Our brain is a muscle, and does a lot of heavy lifting.  Neuropsychologist Kim Willment suggests rehabilitating our brain’s capacity for focus by participating in a single-task exercise like reading.  “Read something for 30 minutes, setting a timer to go off every five minutes.  When it goes off, ask yourself if your mind as wandered.  If so, just refocus on what you’re reading. By training your brain to monitor if your mind is wandering, you strengthen the monitoring process and the ability to maintain focus on a single task.”

 

No Direction

Performance Psychologist, Helen D’Silva, attributes our struggle to focus to a lack of clarity about what we need to do next.  Without clear steps in the beginning phase of any task, we will succumb to our emotions and become derailed.  It’s worth noting, that the plan itself doesn’t need to be fool proof.  Instead, our plan simply needs to trick our own inner critic to feel confident enough to move forward in taking the next step.

Warren Buffet’s “2 List” Strategy

Part of our inability to focus is largely due to our inability to prioritize; we believe that everything deserves our time and attention and we struggle to say no to tasks and other people’s priorities that pull us away from our own.  Buffet asked his personal pilot to go through this exercise to help him to better focus on what mattered most to him.  First, he had him create a list of 25 career goals, then he had him circle his top 5 goals; at this point he had 2 lists, List A, and 20 un-circled items on List B.  Buffet’s pilot, Flint, said we would begin working on List A right away, to which Buffet asked what he would do with List B.

Flint replied, “Well, the top 5 are my primary focus, but the other 20 come in a close second. They are still important so I’ll work on those intermittently as I see fit. They are not as urgent, but I still plan to give them a dedicated effort.”

To which Buffett replied, “No. You’ve got it wrong, Mike. Everything you didn’t circle just became your Avoid-At-All-Cost list. No matter what, these things get no attention from you until you’ve succeeded with your top 5.”

 

Be Still

When you’re trying to focus and make headway on a project or a goal, nothing can be more frustrating than tasks that pull you out of “the zone”.  Unfortunately, that zone rarely requires intentionality or your full presence.  In order to get focused rather than busy, we must first get still.  “Mindfulness is about focusing attention on the present moment and practicing mindfulness has been shown to rewire the brain so that attention is stronger in everyday life,” says Kim Willment.

Unplug

Distraction has become our new normal, and our devices are normalizing that distraction.  According to AARP, older Americans have superior attention spans due in large part to their limited interaction with technology during vital years. “When participants in a study at Hokkaido University in Japan performed a task on a computer, those with a phone nearby performed more slowly than those who had a memo pad. Similarly, a single notification on your phone weakens your ability to focus on a task, researchers at Florida State University found. Those notifications may be short, but ‘they can prompt task-irrelevant thoughts, or mind wandering,’ the researchers wrote.”
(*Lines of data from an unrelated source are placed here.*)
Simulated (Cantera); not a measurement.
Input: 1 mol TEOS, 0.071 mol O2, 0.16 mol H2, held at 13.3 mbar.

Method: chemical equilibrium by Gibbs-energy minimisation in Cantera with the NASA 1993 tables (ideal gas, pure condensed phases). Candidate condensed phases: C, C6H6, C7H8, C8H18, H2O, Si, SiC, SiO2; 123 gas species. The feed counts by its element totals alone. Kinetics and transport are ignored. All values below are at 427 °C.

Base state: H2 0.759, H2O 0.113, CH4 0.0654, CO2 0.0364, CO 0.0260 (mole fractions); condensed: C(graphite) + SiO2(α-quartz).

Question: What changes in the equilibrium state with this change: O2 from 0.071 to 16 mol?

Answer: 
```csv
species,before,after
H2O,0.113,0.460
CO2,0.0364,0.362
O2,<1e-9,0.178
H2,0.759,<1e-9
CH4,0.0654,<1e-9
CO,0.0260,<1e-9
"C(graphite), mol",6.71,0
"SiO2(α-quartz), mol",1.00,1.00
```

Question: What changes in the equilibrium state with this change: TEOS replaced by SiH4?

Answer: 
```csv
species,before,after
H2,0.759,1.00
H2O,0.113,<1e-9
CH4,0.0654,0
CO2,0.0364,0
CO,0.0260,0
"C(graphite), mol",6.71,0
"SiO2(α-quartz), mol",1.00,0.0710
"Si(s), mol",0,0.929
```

Even worse? Our inability to unplug is creating anxiety and increased stress levels.  When our bodies are in a physiological state of “fight or flight” we cannot expect to focus on any higher-level thinking or performance for that matter.


While there are simple ways to improve our focus like keeping the room at an optimal temperature (77 degrees according to Cornell University) and chewing gum, the truth is that in order to reap the rewards of our increased ability to focus, we have to first put in the hard work to recalibrate our brains by cutting through the noise of the outside world.  When you establish your focus again, protect and maintain it.  You can only outwork the hardest worker, if you can focus your hard work on the most important goals on List A.